The assumption for options purchased was a minimum of 50 days to expiration and a max of approx 80 days. I did not buy near month options to reduce affects of theta decay. The tradeoff is vega, and in periods of high volatility there is vega risk to the position. If you look at a volatility chart for SPY, the period of high vols was relatively brief. Therefore, I would prefer to account for theta decay. One could argue both are moot points based on an average trade length of 12 days.
Bottom line in my opinion is how high is high? Based on this crude analysis the results show positive expectancy - like the SPY system. To your point there are many ways to optimize the use of options with the system.
Tumbler, how did you generate
Posted by falcon5678 on 19th of May 2011 at 11:29 am
Tumbler, how did you generate the option prices. Did you get actual end of day and opening bid/ask prices for all of them? The would have been a lot of work!
Falcon, yes I got actual
Posted by tumbler on 19th of May 2011 at 11:58 am
Falcon, yes I got actual prices for each day/trade (closing and opening prices). Yes, alot of work but worth it.
By the way, I updated the google doc. It has multi-entry data for stock and options trades. The stock trades are a lift from Matt's data. The last trade is included.
https://spreadsheets.google.com/ccc?key=0Aozz_o09dO3mdEpVcC1lNzY4cEU1MnEwWkVNYzBzcFE&hl=en&authkey=CN3ZlJEJ#gid=0
tumbler , does your historical data
Posted by perthx on 19th of May 2011 at 12:47 pm
does your historical data give you the high and low for an option each day too?
perthx, unfortunately it doesn't. I
Posted by tumbler on 19th of May 2011 at 01:54 pm
perthx, unfortunately it doesn't. I know that would make your project much easier.
thx tumbler
Posted by perthx on 19th of May 2011 at 02:16 pm
yeah i my just have to go ahead and pay the $250 for a single month for such data.
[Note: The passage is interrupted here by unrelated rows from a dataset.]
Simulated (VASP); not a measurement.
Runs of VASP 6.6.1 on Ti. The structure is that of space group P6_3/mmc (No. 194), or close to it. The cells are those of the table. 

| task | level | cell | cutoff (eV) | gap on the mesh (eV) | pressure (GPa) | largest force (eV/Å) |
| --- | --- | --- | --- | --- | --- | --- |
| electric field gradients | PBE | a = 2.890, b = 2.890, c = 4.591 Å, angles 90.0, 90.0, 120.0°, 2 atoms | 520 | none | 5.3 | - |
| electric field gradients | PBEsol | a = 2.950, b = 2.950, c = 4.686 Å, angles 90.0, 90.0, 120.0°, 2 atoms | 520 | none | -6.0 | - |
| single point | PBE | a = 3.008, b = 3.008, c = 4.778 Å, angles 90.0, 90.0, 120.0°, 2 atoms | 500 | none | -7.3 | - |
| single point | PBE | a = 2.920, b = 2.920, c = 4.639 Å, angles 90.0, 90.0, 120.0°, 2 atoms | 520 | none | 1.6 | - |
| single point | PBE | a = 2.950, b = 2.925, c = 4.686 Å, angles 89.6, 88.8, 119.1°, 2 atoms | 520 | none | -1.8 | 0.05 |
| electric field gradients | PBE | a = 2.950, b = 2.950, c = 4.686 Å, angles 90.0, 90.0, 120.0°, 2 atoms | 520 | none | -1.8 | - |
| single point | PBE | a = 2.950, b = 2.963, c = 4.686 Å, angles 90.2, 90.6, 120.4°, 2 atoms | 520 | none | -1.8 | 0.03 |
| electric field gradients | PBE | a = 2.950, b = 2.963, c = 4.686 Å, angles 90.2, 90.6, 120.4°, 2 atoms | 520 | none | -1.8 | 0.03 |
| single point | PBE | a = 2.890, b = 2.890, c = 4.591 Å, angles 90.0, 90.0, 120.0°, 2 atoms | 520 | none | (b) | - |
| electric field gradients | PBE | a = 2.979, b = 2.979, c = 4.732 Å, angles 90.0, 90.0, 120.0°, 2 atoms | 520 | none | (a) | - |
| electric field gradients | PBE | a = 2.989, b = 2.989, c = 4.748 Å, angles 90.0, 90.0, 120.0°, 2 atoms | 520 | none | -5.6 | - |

Tom-think or swim appears to offer closing data only.
I think it has Open,
Posted by tom on 19th of May 2011 at 03:18 pm
I think it has Open, High, Low, Close
Well my apologies then! I
Posted by falcon5678 on 19th of May 2011 at 12:36 pm
Well my apologies then! I assumed you generated prices based on a ramdom pricing model but if you based the trades on actual bid/ask prices that is fantastic work! The vol levels don't matter then for your results. I suppose they matter in a general sense since anyone trading options should be aware of those risks but as far as your results are concerned - great work! Thanks for doing this. You are right that the risks are mitigated by the average trade length. Bottom line is - when a system is correct on 9 out of 10 directional trades you're going to make money trading options, no matter how much the vols are moving.